The data in this assignment are not challenging. The point was to demonstrate that we can train **generalized linear models** with non-linear features to learn non-linear decision boundaries! We improved the performance by *manually* deriving the non-linear features.  

Modern machine learning applications also involve more advanced models that do not require us to manually derive the non-linear features. Instead, the models attempt to *learn* the non-linear relationships for us. Such models can be very accurate, however these advanced models are not as easy to interpret as generalized linear models. That is why it is critical to train generalized linear models before training any advanced method like neural networks, random forests, and gradient boosted trees.  

Even though this is a relatively simple application, let's train several advanced methods to compare to the tuned elastic net model. This will allow us to compare the performance and predictive trends of these more advanced models to simpler and easier to interpret models. This provides context for understanding why the more advanced models out perform the simpler ones!  

**Important**: Each of the advanced non-linear models attempt to learn *basis functions* for us. Thus, you will not specify polynomials, or natural splines, or any other function within the formula. Instead, you should type the formula in `caret::train()` as if you are using linear additive features. The non-linear models will "create" the non-linear features for you. The `df_caret` dataframe only consists of inputs, `x1` through `x3`, and the binary outcome, `outcome`. Thus you can use the `.` "shortcut" operator to define the formula for each non-linear model:  

`outcome ~ .`

This will save on typing **but** can only be used because the `df_caret` dataframe only contains the inputs and output. If there were other variables within the dataframe and we did not want to use then we could not use the `.` operator like that.  

### 5a)

You will begin by training a neural network via the `nnet` package. `caret` will prompt you to install `nnet` if you do not have it installed already. Please open the R Console to "see" the prompt messages to help with the installation.  
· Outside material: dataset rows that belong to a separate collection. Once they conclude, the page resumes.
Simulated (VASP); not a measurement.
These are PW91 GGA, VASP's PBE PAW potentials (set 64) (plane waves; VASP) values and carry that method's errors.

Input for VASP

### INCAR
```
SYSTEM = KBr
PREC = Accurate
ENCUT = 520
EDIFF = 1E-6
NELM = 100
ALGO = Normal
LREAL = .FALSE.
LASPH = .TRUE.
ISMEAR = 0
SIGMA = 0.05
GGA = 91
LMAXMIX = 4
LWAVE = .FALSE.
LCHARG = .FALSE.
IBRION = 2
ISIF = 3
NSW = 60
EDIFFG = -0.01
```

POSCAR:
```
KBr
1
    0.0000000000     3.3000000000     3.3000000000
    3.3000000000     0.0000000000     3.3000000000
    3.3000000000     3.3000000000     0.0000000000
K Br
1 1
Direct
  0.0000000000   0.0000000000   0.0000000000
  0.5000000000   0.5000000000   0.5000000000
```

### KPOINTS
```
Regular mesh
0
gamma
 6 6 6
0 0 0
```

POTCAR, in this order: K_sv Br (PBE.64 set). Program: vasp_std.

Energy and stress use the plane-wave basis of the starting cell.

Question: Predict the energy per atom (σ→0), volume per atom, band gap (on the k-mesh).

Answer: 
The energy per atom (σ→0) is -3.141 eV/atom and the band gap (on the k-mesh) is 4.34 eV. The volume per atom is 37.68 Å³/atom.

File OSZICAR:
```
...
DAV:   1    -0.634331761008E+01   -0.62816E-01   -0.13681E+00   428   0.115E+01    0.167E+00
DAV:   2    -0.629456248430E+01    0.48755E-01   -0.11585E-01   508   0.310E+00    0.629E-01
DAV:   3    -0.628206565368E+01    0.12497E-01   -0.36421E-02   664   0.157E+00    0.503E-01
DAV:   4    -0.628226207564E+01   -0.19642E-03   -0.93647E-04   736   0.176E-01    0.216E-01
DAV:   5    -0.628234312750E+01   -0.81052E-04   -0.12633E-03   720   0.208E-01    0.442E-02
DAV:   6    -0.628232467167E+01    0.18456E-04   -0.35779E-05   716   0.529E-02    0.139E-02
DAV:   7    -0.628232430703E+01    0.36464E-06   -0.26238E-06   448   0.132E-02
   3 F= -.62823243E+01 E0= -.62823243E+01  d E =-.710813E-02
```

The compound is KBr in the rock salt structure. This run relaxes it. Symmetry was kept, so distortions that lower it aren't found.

You will first use the default `caret` tuning grid for `nnet`. You will train a neural network to classify the binary outcome, `outcome`, with respect to the continuous and categorical input. As previously stated, you may use the `.` "shortcut" operator in the formula to `caret::train()` to say the output is a function of "everything else" in the dataframe. Assign the `method` argument to `'nnet'` and set the `metric` argument to `my_metric`. You must also instruct `caret` to standardize the features by setting the `preProcess` argument equal to `c('center', 'scale')`. Assign the `trControl` argument to the `my_ctrl` object.  

You are therefore using the same resampling scheme for the neural network as you did with the elastic net model! This will allow directly comparing the neural network performance to the elastic net model!  

**Train, assess, and tune the `nnet` neural network with the defined resampling scheme. Assign the result to the `nnet_default` object and print the result to the screen. Which tuning parameter combinations are considered to be the best?**  

**IMPORTANT**: include the argument `trace = FALSE` in the `caret::train()` function call. This will make sure the `nnet` package does **NOT** print the optimization iteration results to the screen.  

#### SOLUTIOn

The random seed is set for you for reproducibility. You may add more code chunks if you like.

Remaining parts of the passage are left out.